I Am Not Your Negro
In cinemas throughout the Lower Mainland

Amidst all the hoopla surrounding the 2017 Oscars, ranging from plaudits for Jimmy Kimmel’s clever opening monologue to the mess-up over the final award, many people may well see the awards as a desperate attempt by the Academy to be politically correct in an effort to obliterate the memory of last year’s “Oscars So-White” controversy.

This year saw several major awards, including acting awards, given to black actors and recognition in nominations or awards for films involving black actors and depicting the black experience.

Before everyone rushes to support Hollywood’s belated cultural sensitivity, there’s another film worth viewing: nominated in the best documentary category was Raoul Peck’s I Am Not Your Negro.

One would think any attempt to make a film based on James Baldwin’s 30 pages of notes for a history of America based on the lives of Medger Evans, Martin Luther King, and Malcolm X – all three victims of assassination – must be doomed to failure. However, Peck has achieved the near-impossible and produced a film which is truly remarkable. He’s layered footage of Baldwin interviews and lectures with other documentary footage as well as cultural references in the form of scenes from television commercials and movies. The result is a film that is both challenging and profoundly moving.

At the centre of it all is, of course, Baldwin – one of the most articulate and profound thinkers of the last century. Were the film to consist of nothing more than the included excerpts it would be a powerful and arresting experience, but Peck’s masterly use of other components, including a voiceover commentary by Samuel Jackson to “complete” the biography, is masterly. Above all, it has a resonance that goes far beyond the borders of the United States.

Baldwin’s central thesis is essentially that as long as one continues to treat African Americans as “other” (my word, not his), then the minority will continue to live in justified rage. Indeed, Baldwin argues the reason African Americans have been ghettoized is that whites need this. It defines who they are – superior, privileged and not other.

In one of the most daring and provocative sequences, Baldwin defines Doris Day as the acme of white idealized perfection and John Wayne as the hero of movies in which he is shown slaughtering Indians. As long as these views of whites exist, then the black must be found to be outside of the societal ideal and, therefore, not seen to be part of that society.

And before we start pointing a finger at a post-Trump election as an indication of the inadequacies of America, perhaps we should look at the Canadian reality.

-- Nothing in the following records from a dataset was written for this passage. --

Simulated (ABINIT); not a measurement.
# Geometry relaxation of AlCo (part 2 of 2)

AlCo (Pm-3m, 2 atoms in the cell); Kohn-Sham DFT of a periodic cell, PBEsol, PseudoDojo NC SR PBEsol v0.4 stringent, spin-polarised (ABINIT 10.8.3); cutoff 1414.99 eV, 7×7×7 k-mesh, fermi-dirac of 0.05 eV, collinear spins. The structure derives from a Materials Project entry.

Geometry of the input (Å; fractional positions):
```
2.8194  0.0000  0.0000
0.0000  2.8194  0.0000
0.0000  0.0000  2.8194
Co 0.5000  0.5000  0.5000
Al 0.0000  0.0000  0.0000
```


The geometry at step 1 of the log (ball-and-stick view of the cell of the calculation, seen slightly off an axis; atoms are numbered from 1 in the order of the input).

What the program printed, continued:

First Nations people, who were here long before the white population, have had a long and painful past inflicted on them by whites. Have we not marginalized our First Nations people? Have we not made them other? Substitute the black ghetto of America with the First Nations reserve and there is little difference.

It is true long-overdue attempts are being made in Canada to raise consciousness of the grim realities of life for First Nations people. But as one watches the documentary coverage of attempts to give black people equality in education, living conditions, and having a voice, we must surely recognize how much work needs to be done in Canada to give First Nations people true equality.

The lesson from I Am Not Your Negro is that it is not enough to be aware of and respect people of other cultures, not enough even to know their history and correct the abuses to which they may have been subjected. People of all cultures needs to stop ghettoizing themselves and to reach out to others, to see them truly as their neighbours, to embrace their commonality as humans, and to see them as simply fellow citizens of the same country.

Raoul Peck’s film is not only a superlative documentary that sears itself into the memory. It is also timely, and not just for the United States. I Am Not Your Negro should be compulsory viewing for us all.